Figure 3-13. Importing a CSV file.

9) You will see by the black arrow in Figure 3-13 that you can import from a number of
different data sources. Note that by importing, you are bringing your data into a
RapidMiner file, rather than working with data that are already stored elsewhere. If your
data set is extremely large, it may take some time to import the data, and you should be
mindful of disk space that is available to you. As data sets grow, you may be better off
using the first (leftmost) icon to set up a remote repository in order to work with data
already stored in other areas. As previously explained, all examples in this text will be
conducted by importing CSV files that are small enough to work with quickly and easily.
Click on the Import CSV File option.

36
Chapter 3: Data Preparation

Figure 3-14. Locating the data set to import.

10) When the data import wizard opens, navigate to the folder where your data set is stored
and select the file. In this example, only one file is visible: the Chapter 3 data set
downloaded from the companion web site. Click Next.

Figure 3-15. Configuring attribute separation.


37
Data Mining for the Masses

11) By default, RapidMiner looks for semicolons as attribute separators in our data. We must
change the column separation delimiter to be Comma, in order to be able to see each
attribute separated correctly. Note: If your data naturally contain commas, then you
should be careful as you are collecting or collating your data to use a delimiter that does
not naturally occur in the data. A semicolon or a pipe (|) symbol can often help you avoid
unintended column separation.

Figure 3-16. A preview of attributes separated into columns


with the Comma option selected.

12) Once the preview shows columns for each attribute, click Next. Note that RapidMiner has
treated our attribute names as if they are our first row of data, or in other words, our first
observation. To fix this, click the Annotation dropdown box next to this row and set it to
Name, as indicated in Figure 3-17. With the attribute names designated correctly, click
Next.

38
Chapter 3: Data Preparation

Figure 3-17. Setting the attribute names.

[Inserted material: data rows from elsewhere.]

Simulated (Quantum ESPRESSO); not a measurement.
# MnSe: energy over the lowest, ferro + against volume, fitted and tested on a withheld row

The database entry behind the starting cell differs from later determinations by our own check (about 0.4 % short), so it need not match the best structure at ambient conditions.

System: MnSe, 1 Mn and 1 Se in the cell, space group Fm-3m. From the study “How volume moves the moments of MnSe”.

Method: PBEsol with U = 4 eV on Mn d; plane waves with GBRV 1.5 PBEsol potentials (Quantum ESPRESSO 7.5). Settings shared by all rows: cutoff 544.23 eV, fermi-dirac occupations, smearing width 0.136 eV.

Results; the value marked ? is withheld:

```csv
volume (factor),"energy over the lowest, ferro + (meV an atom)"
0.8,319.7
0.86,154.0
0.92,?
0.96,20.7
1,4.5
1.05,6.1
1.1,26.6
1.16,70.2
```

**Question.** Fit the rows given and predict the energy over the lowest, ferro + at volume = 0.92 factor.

13) In step 4 of the data import wizard, RapidMiner will take its best guess at a data type for
each attribute. The data type is the kind of data an attribute holds, such as numeric, text or
date. These can be changed in this screen, but for our purposes in Chapter 3, we will
accept the defaults. Just below each attribute’s data type, RapidMiner also indicates a Role
for each attribute to play. By default, all columns are imported simply with the role of
‘attribute’, however we can change these here if we know that one attribute is going to play
a specific role in a data mining model that we will create. Since roles can be set within
RapidMiner’s main process window when building data mining models, we will accept the
default of ‘attribute’ whenever we import data sets in exercises in this text. Also, you may
note that the check boxes above each attribute in this window allow you to not import
some of the attributes if you don’t want to. This is accomplished by simply clearing the
checkbox. Again, attributes can be excluded from models later, so for the purposes of this
text, we will always include all attributes when importing data. All of these functions are
indicated by the black arrows in Figure 3-18. Go ahead and accept these defaults as they
stand and click Next.

39
Data Mining for the Masses

Figure 3-18. Setting data types, roles and import attributes.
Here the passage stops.